Answer: 1) Yes, and 2) not quite.

Since young children are incapable of understanding repentance, they cannot be converted until they reach an age where they qualify. This is often considered the age of accountability, somewhere around 13 or older.

When the text states that one's entire household was converted, it cannot mean very young children because they possess little or no knowledge of the concepts necessary for salvation.

Previous mention has been made of the salvation attained in both Lydia's household as well as the Philippian jailor's. In both instances, note the central role of baptism, a biblical imperative. These early converts were baptized in their respective households "immediately."

However, it goes without saying that tiny children could never submit to this rite. They have very little concept of right and wrong, let alone good and evil. It should be apparent to all that the specifics pertaining to redemption should be the easiest of all subjects to grasp in Scripture, and that is certainly true. As one preacher on the radio often suggests: "The main things are the plain things, and the plain things are the main things."[1]

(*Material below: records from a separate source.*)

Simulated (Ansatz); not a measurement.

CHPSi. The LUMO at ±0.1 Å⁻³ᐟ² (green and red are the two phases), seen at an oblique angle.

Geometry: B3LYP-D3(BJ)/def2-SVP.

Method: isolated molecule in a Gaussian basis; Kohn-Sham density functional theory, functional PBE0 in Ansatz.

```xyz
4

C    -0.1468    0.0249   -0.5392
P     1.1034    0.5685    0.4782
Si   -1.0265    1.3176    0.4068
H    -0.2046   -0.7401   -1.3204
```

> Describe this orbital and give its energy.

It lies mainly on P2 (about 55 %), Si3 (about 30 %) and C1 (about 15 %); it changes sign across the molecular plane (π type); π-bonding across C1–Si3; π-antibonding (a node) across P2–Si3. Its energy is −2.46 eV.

Author and commentator, Wayne Jackson of The Christian Courier wrote of such ideas, in this instance the debate over infant and child baptism:

It is suggested [that] baptism was symbolically pictured by circumcision. Colossians 2:11-12 is employed as a proof-text for this position. Since circumcision was for infants, it is contended that baptism is similarly for infants today.

There are several major flaws in this argument: 1) If circumcision typifies baptism, in the sense argued by pedo-baptists, then only males should receive baptism because only males were circumcised; 2) the only analogy between circumcision and baptism, as per Colossians 2:11-12, has to do with the fact that both involved “putting off the flesh.”

Circumcision [literally] severs the flesh. But in baptism, one determines to sever himself from fleshly pursuits. That exhausts the connection between circumcision and baptism. [Finally], since baptism is “for the remission of sins” (Acts 2:38), it is not appropriate for infants or young children, because they have no sin (Matt. 18:3; 1 Cor. 14:20) [even if they ever understood what "remission of sins" meant].

No doubt many will argue that we are born sinful. I will not take the time to address that concern in this response.

The takeaway from this discussion is that child conversion is foreign to the New Testament. The redemption of infants and young children was never established either by Christ or His apostles. We must, therefore, conclude that when one speaks of a "conversion," as is the case with Acts 16 and many others:

The converts were all adults (whether younger, or older).

[1] Alistair Begg is the senior pastor of Cleveland's Parkside Church in Ohio.